[RFC] Proper low level abstractions to LLVM (Bits, Bytes, Addresses and Masks)

3 years ago, I argued that we should add an Align type to LLVM so that its simpler to refactor and reason about (examples in the original announcement).

Over the years, I’ve implemented it and converted most of the code base. It can be improved but at least, I am now much more confident when I change code related to alignment.

Today I’m still confused by the lack of proper abstractions. For instance, it is unclear whether getScalarSizeInBits() / 8 is correct or if it should be (getScalarSizeInBits() + 7) / 8

The logic for converting between bits and bytes is spread out all over the code base.


JF Bastien was also in favor of more abstractions. So I’ve started to tinker with godbolt and crafted a set of types to capture the semantic and basic operations.

If you read until here I have a few questions:

  • How do you feel about it?
  • Any red flags? Something missing? Or any suggestions to improve the design?
  • Are you willing to help?

If this gets some traction, my next move will be to put the API to the test by refactoring a few files and check what’s missing. I’ll also work on a migration plan.

Let me know what you think,
– Guillaume

3 Likes

Capture this into getScalarSizeInBytes() so nobody has to think about it?

1 Like

I have a feeling that this is an area of subtle bugs and inconsistencies. Abstractions sound like the right approach. Align solved similar problems.

Do you have a Phabricator diff?

clang has an existing abstraction for “bytes”: clang::CharUnits. How does that compare to your proposal?

I drew inspiration from it but these are different concepts. The differences and similarities are nicely presented in this stackoverflow post.

So if both char and byte can be used to represent memory addresses only byte is guaranteed to be 8 bit. This is encoded in the proposal with a way to navigate between the two types. I’ve also added convenient methods like getCoveringByte() which returns the number of bytes needed to store a certain number of bits.

My proposal still lacks the ability to use them like regular numbers but this is easily done.

I think my implementation can be trimmed down though, Offset might be unnecessary as well as the separate Log2 struct. Align is definitely needed. Address might need to also embed the address space. I’m unsure about this yet.

Currently my implementation is also more permissive, Bytes and Bits can be implicitly constructed where CharUnits requires a call to its static fromQuantity function.

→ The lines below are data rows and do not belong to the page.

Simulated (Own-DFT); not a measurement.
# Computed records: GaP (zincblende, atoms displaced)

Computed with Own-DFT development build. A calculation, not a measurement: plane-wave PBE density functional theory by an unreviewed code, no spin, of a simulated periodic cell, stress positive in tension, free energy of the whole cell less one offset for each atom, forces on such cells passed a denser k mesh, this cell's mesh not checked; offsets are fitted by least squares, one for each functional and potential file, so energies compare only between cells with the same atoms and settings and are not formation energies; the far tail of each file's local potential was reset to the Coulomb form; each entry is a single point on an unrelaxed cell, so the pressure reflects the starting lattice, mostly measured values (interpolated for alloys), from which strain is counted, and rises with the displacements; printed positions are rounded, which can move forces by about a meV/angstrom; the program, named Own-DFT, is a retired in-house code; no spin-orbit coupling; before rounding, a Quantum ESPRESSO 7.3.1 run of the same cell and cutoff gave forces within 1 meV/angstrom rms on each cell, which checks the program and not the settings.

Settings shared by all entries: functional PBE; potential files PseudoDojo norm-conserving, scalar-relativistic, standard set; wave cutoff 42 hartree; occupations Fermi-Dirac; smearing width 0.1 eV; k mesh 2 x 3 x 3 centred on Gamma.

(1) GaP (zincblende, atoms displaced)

Another important difference is that CharUnits is signed where the proposal quantities are unsigned. I think it makes more sense to have them signed except for Address and Align.

Not yet but working on it. Will post when I have something to show.

@pogo59 Well, that was just an example, the problem is pervasive throughout the code base.

Do you need one large diff or can split it into different concepts? Addresses sound independent of Bytes.

This will have to be incremental anyways because converting the codebase main APIs will take time.
I can definitely start with Bytes/Bits first and add Address later on as we see fit.

I’ve removed the Offset and Log2 and added arithmetic operations to Bytes/Bits. I’ll start to play with it in a patch and see how this goes.

I hope we can make sure that bit sizes that are not a multiple of 8 are well supported. I’m working on a target that can do arithmetic with any bit size, and, in particular, can load and store to memory in various bit sizes (like 2 bits, 27 bits, etc).

Thx for letting me know. The proposal is not about transforming everything to Bytes but to enforce the semantic where it matters. So if most of the APIs deal with Bits it’s totally fine by me. Currently TypeSize internally deals with Bits but as I’ve shown in my first post, part of the codebase divides this quantity by 8 without a clear intent (is this to compute an Address or get a store size?). The proposal here is to convey the semantic in the type system, that’s it.

For example, for the purpose of your work, if you end up having to touch some of the code that divides by 8, I think my proposal will help decide what’s the best course of action as the intent will be clearer. I’m happy to discuss your use cases in more detail if you want.

This isn’t quite right: TypeSize can be either in bits or in bytes. getTypeStoreSize() returns a size in bytes, getTypeStoreSizeInBits() returns a size in bits. These APIs usually come in pairs.

It’s not completely clear how your proposal handles this – is there going to be a TypeSize<Bits> and TypeSize<Bytes>?

I’m not really sure if this proposal is solving the right problem. Bits vs bytes is just a question of units, while the important semantic questions are in the distinction between type size, store size and alloc size. From the screnshot in your first post, the right way to avoid that / 8 might be to query the store size instead of the type size, or similar.

Ok I dug a bit more in the code and it doesn’t work as I thought it would. This seems broken to me - but maybe there are subtleties that I don’t understand yet.

In fact this is exactly my point, as a developer that doesn’t know some part of the codebase you cannot rely on the compiler to make sure that you’re doing the right thing, TypeSize might be bits or bytes depending on the context so you have to rely on documentation and naming - this is far less effective than types.

The AlignTo function in TypeSize.h illustrates my point. This looks really unsafe to me.

I don’t know yet, I thought it was always dealing with bits. So either this (TypeSize<Bits>/TypeSize<Bytes>) or have it use Bits internally and let users decide what to do when they need Bytes.

I disagree, units are important, they convey semantics (e.g. the AlignTo function I was talking earlier, or this line from ThreadSanitizer.cpp).
From my point of view, both need to be addressed, because if you have abstractions to represent TypeSize, StoreSize and AllocSize you still need to know whether they are in bits or bytes simply because you will need to interact with other concepts (Alignment, Addresses, Offsets).

I’ve started a POC patch, feedback is welcome.